FedEx gets 3rd quarter payback from cost-cutting effort

   Integrated logistics giant FedEx Corp.'s fiscal third-quarter net income soared 41 percent to $207 million, as cost savings from early retirement and severance programs more than compensated for direct payments to outgoing employees.

   The company generated operating income of $372 million during the quarter ended Feb. 29, up 38 percent from the same 2003 period, on revenue of $6 billion. The growing global economy and the strong performance of FedEx International Priority service helped boost revenue 9 percent above the 2003 third-quarter level.

   The company took a pretax charge of $14 million during the quarter to continue the workforce reductions announced last year, but it also made about $65 million of savings in lower salaries and benefits.

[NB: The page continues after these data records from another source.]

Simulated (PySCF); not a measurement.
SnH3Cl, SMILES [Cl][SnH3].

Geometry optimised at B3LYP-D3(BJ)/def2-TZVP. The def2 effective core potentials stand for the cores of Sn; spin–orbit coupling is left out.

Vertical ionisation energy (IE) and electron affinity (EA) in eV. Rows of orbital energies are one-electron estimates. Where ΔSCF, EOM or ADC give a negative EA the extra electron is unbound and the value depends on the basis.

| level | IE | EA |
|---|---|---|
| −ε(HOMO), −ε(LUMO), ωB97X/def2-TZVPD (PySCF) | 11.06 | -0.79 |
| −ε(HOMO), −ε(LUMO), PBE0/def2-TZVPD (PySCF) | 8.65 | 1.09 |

   During the fourth quarter, the Memphis-based company anticipates saving between $50 million to $60 million after spending $10 million on the downsizing initiative. Related savings are expected to be $230 million to $240 million per year in fiscal 2005 and beyond, FedEx said.

   The company is projecting a huge fourth-quarter improvement, with earnings jumping from 68 cents per diluted share (up from 49 cents per share a year ago) to between $1.15 to $1.25 per share.

   Operating income for express delivery segment FedEx Express jumped 68 percent to $218 million from $130 million in the same 2003 period. Revenue was up 7 percent to $4.37 billion. FedEx did not break out actual profits for each business sector, but said FedEx Express margins rose 5 percent.

   FedEx International Priority revenue grew 21 percent for the quarter, as revenue per package grew 10 percent, primarily due to an increase in average weight per package and favorable exchange rate differences, FedEx said. The product also experienced a 10-percent increase in daily volume, led by a 22 percent volume increase in Asia.

   Worldwide, FedEx Express average daily package volume grew 1 percent year over year. U.S. domestic express average daily package volume was flat, while U.S. domestic package yield increased 1 percent.

   FedEx Express extended its contract earlier this week with the U.S. Postal Service, allowing it to carry more mail through Nov. 30 than required under the original transportation agreement that went into effect in 2001, the company said.

   FedEx’s ground parcel segment reported operating income of $112 million, up 3 percent from $109 million in 2003, on an 8 percent increase in revenue to $886 million. Total profitability was down, with margins of 11.6 percent compared with 12.3 percent in the same 2003 quarter due in large measure to an operating loss at FedEx Supply Chain Services. Average daily package volume grew 6 percent in the third quarter, up from the first two quarters this year, driven by growth in FedEx Home Delivery shipments.

   Yield improved 4 percent primarily due to a January general rate increase and an increase in extra services revenue, partially offset by higher customer discounts and the elimination of the fuel surcharge in January.

   FedEx Freight had an operating profit of $37 million, up 32 percent, on revenue of $630 million, up 11 percent from $568 million.